% Introduction
% intro.tex
% David.N.Williams@umich.edu
% Last revision:  July 15, 2000

\section{Introduction}\label{intro}

Not only does Forth lend itself to a variety of structure schemes, but
simple schemes can be very effective for the application at hand.  The
elegant implementation in Anton Ertl's Gray parser generator
\cite{aertl:94} is a good example of this occasional approach, where
the implementation is precisely suited to its use.\footnote%
{According to Ertl, inspired by earlier work possibly by John Hayes.}
More elaborate schemes, such as that in the Forth Scientific Library
(FSL) project \cite{scarter:95} and those in this document, can be
both ANS Forth portable and reasonably efficient at runtime.
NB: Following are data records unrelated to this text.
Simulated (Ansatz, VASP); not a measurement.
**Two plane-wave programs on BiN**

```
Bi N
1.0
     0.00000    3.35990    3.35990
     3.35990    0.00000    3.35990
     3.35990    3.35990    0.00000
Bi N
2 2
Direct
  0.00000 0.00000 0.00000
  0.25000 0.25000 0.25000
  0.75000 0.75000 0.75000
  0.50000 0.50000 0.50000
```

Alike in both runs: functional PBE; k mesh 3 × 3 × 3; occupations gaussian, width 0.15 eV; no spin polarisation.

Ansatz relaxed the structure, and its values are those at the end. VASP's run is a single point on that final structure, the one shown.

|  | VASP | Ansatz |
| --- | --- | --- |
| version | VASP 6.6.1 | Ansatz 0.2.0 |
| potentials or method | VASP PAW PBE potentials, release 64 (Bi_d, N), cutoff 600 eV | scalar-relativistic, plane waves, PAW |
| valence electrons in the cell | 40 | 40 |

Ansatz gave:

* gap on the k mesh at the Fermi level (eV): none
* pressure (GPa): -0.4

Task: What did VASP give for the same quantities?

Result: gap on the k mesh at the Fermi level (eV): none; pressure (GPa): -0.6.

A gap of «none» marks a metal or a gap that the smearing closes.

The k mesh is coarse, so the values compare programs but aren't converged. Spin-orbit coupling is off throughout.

Taken as a whole, the Structure word set in this document is not
simple.  It is designed to be compatible with C structures, with the
aim of supporting the use of C/POSIX libraries.  Actually, the
discussion is more elaborate than the code, and the code would be a
good deal simpler if it did not cover bit-fields.  If stripped to
Peters' elegant core design, it becomes fairly simple and effective
for Forth-centric applications.

We attempt to control the complications a bit in the implementation 
file {\tt cstruct.fs} by dividing it into sections, with flags for 
conditional compilation of various features.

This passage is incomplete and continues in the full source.